The fur was under the overgrowth along the ledge. The overgrowth was alder scrub, which was almost impenetrable. I had to circle the ledge, and when I approached the fur, I realized it was a very big moose. All I could see was its haunches and one hoof. It was completely folded up under the alder. It must have fallen forward at high speed to be that deep into the alder and almost invisible under cover of the scrub.

I was disgusted, I had ended my hunt, and I probably had killed an illegal moose. All of these years, hoping for the permit and then wasting the tag and committing a gun-related crime, I was disappointed with myself.

The regulations said, 'A bull moose with antlers over seventy-two inches at its widest point.'

I had killed a haunch and a hoof. Neither of which seemed to reflect a moose the size I needed. A moose is tough to judge in plain sight. I had been forced to fire or be impaled on antler tines. Without a chance to size my potential killer, I knew the odds were that it was less than seventy-two inches.

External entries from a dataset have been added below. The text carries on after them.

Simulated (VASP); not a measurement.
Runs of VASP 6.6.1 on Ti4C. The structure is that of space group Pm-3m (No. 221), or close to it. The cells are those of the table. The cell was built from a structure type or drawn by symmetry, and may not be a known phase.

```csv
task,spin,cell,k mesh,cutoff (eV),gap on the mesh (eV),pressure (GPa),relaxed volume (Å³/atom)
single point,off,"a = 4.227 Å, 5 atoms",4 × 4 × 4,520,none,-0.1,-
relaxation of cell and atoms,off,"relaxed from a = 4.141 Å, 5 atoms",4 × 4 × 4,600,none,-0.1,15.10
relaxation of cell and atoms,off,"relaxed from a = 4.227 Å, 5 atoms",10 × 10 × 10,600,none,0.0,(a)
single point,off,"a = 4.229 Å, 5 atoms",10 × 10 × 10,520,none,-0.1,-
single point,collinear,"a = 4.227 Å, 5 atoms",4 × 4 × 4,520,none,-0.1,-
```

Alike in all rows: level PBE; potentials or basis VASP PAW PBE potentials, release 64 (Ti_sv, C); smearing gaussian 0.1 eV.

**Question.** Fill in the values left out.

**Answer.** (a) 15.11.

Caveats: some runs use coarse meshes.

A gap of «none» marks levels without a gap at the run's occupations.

To determine what I had killed, I set down the rifle, my pack, my jacket and began to crawl into the alders to see more of this moose. I was thinking, if it had seventy-two-inch antlers, it would not have fallen so far and deep into the alders. If I shot it cleanly, how did it cross this little clearing after I shot? How big could a moose be in that confined space where this one was laying?

I had to give up my attempts to see what it was. I would need a saw to cut out the scrub and alder to be able to butcher. I draped the site with hunter orange flagging and flagged my way as far as Dane's camp, about a mile away. I grabbed a load that was headed to our camp and trucked on over to the campsite. When I got there, I saw in the tent where they were lying side by side asleep. I softly called them, and when they came out of the tent, I explained what I could.

Dane had her clothes on now and was putting on her boots, as I explained. Tina slipped on a pair of boots, grabbed her pack board, stuffed it with butchering supplies, and hoisting her rifle, started for Dane's camp, and didn't look back.

Dane was shortly behind her, and I followed with a clean water bottle and a snack of jerky and a beer.

Dane and Tina hoofed to Dane's camp much faster than I did and were already following the flagging away toward the kill when I passed through her camp. There were two piles of things, one tarped at the lake edge and the other lined up in the camp area. I also noticed a meat drying rack at the lake edge, and I knew I would fill it with this kill rather than pack it the extra half-mile to my camp.

When I got to the kill, they had started clearing the area. I could see that the moose had fallen in a hole and was actually almost hanging head downward. The little I could see of the front of the moose, the antlers looked gigantic.

We all worked to get the space clear enough to cut the moose out of the scrub. I weigh-in at 239, Tina scaled in at 129 at the flight service, and I would guess Dane at 120. This moose weighed upward of 1200 pounds and was in a hole. A hole covered with alders, weeds, willows and dead limbs, and wood all around. Not fun. But that is called harvesting what you shoot. I knew it would be dark soon, so I wanted to break the moose up enough to cool it overnight.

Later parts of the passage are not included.